Oil prices rebounded in Asian trading Friday after tumbling a day earlier amid re-emerging doubts that OPEC members are actually making the production cuts they promised last year.
Light, sweet crude for March delivery rose 24 cents to US$54.47 a barrel in electronic trading on the New York Mercantile Exchange midmorning in Singapore. Crude prices had risen as high as US$55.90 a barrel Thursday before settling at US$54.23 a barrel.
"The drop yesterday was primarily a result of profit-taking after a rather strong price gain," said Victor Shum, energy analyst with Purvin & Gertz in Singapore. "The up and down of the prices reflect the volatility of the market."
The Organization of Petroleum Exporting Countries said it would begin cutting production by 1.2 million barrels a day in November, but some traders speculate members are not complying. The cartel said late last year it planned to cut production another 500,000 barrels a day starting Feb. 1.

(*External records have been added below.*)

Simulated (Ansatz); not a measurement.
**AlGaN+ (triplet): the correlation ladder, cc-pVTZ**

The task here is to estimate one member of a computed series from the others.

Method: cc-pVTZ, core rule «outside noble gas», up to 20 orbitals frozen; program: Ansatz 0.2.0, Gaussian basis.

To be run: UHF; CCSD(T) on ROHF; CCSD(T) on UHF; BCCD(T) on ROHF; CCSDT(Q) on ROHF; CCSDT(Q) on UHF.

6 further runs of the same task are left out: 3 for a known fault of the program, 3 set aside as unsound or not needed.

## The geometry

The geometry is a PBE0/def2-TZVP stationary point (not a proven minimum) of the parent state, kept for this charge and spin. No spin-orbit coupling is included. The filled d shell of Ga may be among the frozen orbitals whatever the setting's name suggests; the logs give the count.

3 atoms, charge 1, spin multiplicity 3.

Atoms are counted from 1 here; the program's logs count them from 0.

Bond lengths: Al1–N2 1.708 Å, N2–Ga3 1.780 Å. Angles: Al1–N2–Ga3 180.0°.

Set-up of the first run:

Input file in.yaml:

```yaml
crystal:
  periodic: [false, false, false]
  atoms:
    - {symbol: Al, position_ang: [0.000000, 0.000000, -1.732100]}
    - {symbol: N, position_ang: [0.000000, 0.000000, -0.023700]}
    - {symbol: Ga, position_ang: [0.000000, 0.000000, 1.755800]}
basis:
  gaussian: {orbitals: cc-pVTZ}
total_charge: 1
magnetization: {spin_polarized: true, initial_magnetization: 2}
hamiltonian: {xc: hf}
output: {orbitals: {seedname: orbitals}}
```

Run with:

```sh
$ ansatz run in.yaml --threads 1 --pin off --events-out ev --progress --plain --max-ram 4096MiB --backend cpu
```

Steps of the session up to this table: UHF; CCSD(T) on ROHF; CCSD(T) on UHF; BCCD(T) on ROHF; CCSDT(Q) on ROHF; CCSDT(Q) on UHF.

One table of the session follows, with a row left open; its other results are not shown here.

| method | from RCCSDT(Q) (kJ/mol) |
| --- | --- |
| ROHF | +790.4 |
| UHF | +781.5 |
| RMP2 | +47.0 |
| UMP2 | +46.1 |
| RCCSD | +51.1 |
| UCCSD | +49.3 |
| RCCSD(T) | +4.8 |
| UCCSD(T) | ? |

Earlier this month, crude fell to US$50 a barrel, but it rose about 10 percent over the past week as cold weather returned to the heating oil-consuming Northeastern United States.
Tanker tracker Oil Movements reported that it expects exports from the Organization of Petroleum Exporting Countries to rise in mid-February _ fanning doubts that had been allayed a day earlier, when ConocoPhillips' Chief Executive Jim Mulva said the company was firmly instructed to curb output from its Libya and Venezuela operations.
"If you look at trading this week, the market has found some support above the US$50-a-barrel price mark. It appears to have found a floor due to a number of factors," Shum said citing continued cold weather in the U.S. and the announcement Tuesday by the U.S. government to double the size of its Strategic Petroleum Reserve.
Analysts expect crude-oil futures to stay in narrow range of US$54 to US$55 a barrel as "traders are likely to adjust positions ahead of the weekend," says Ken Hasegawa, a broker at Himawari CX in Tokyo.
In other Nymex trading, February heating oil futures gained 0.49 cents to US$1.5540 a gallon (3.8 liters) while natural gas prices edged up fractionally to US$6.906 per 1,000 cubic feet.